Mr Lennon Hendrix's picture

I will give these guys one thing, they sure are good at making money.

Anonymous's picture

Are you referring to the $1.6 trillion short term debt due in March ? I am of the same thinking too. I think ZH may have covered this topic too but not too sure.

Check the graphic on the NYT article link below -
http://www.nytimes.com/2009/11/23/business/23rates.html

http://www.nytimes.com/imagepages/2009/11/23/business/20091123_RATES2_gr...

Anonymous's picture

That's the plan though. No way the US can rollover 40% of its debt this year (into longer term maturities) without an "engineered" fall in the market to get that risk aversion clamoring for the Newly minted paper. After most of the rollover risk is done, then the QE2 will be laid out.

MrPalladium's picture

+1 When you stop and think, it becomes clear that with 70% of the treasury debt maturing in a year or less, inflation will not benefit the government. In fact monetizing additional short term debt will only compound the roll risk, as foreigners can protect themselves from Fed money printing by refusing to roll except at much higher rates. It is deflation which will benefit the government, because it will allow them to extend the duration of the Treasury's debt.

Thus, in order to escape from the debt trap, Treasury must dramatically increase the 10 year and 30 year issuance. Thus, the government is likely to engineer a series of stock market corrections ahead of each longer term auction and perhaps allow the curve to steepen a bit to make the 30's more appealing. After all, what does offering a 5% yield matter if your intention is to produce 15% inflation?

The only question is how this stock decline will be "managed." Will it be an intermittent pumping on the brakes, producing a series of measured declines before each long bond auction? Or will it be a steady, grinding 1930 to 1932 style plunge to panic the 401(k) trillions into the long bond, with Fed using its power over the prop trading desks to make sure that the decline lasts long enough to get average duration north of 6 years?

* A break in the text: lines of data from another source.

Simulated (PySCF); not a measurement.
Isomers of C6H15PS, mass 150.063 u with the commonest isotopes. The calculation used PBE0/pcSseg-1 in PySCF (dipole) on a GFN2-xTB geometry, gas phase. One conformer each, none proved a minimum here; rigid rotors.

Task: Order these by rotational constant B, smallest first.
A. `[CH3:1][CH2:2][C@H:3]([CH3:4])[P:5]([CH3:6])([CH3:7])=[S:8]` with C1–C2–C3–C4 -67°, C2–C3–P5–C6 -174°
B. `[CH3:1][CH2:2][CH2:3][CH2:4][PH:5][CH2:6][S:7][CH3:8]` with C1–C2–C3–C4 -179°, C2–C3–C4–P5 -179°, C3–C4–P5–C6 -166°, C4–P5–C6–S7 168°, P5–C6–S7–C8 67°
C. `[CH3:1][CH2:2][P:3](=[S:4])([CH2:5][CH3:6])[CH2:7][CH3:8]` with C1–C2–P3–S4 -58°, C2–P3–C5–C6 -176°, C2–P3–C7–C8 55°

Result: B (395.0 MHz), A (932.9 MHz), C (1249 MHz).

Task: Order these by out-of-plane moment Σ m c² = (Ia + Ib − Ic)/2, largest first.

Any wonder why QE-1 is about to halt for a while? Any wonder why Congress is talking about making all 401(k)s and IRAs offer a long bond option and is investigating ways of making the long bond "attractive" for retirement money?

The fleecing has just begun, but it doesn't take a genius to see that short the popular indexes three weeks before each long bond auction - and flat the day before the 30 goes off - is the odds on bet!

It doesn't take a conspiracy to get people to do what is in their interests!!

 

Anonymous's picture

Will Chinese buy?

Mr Lennon Hendrix's picture

They have no choice.  The only thing that can save them is if they go after gold here, there, and everywhere.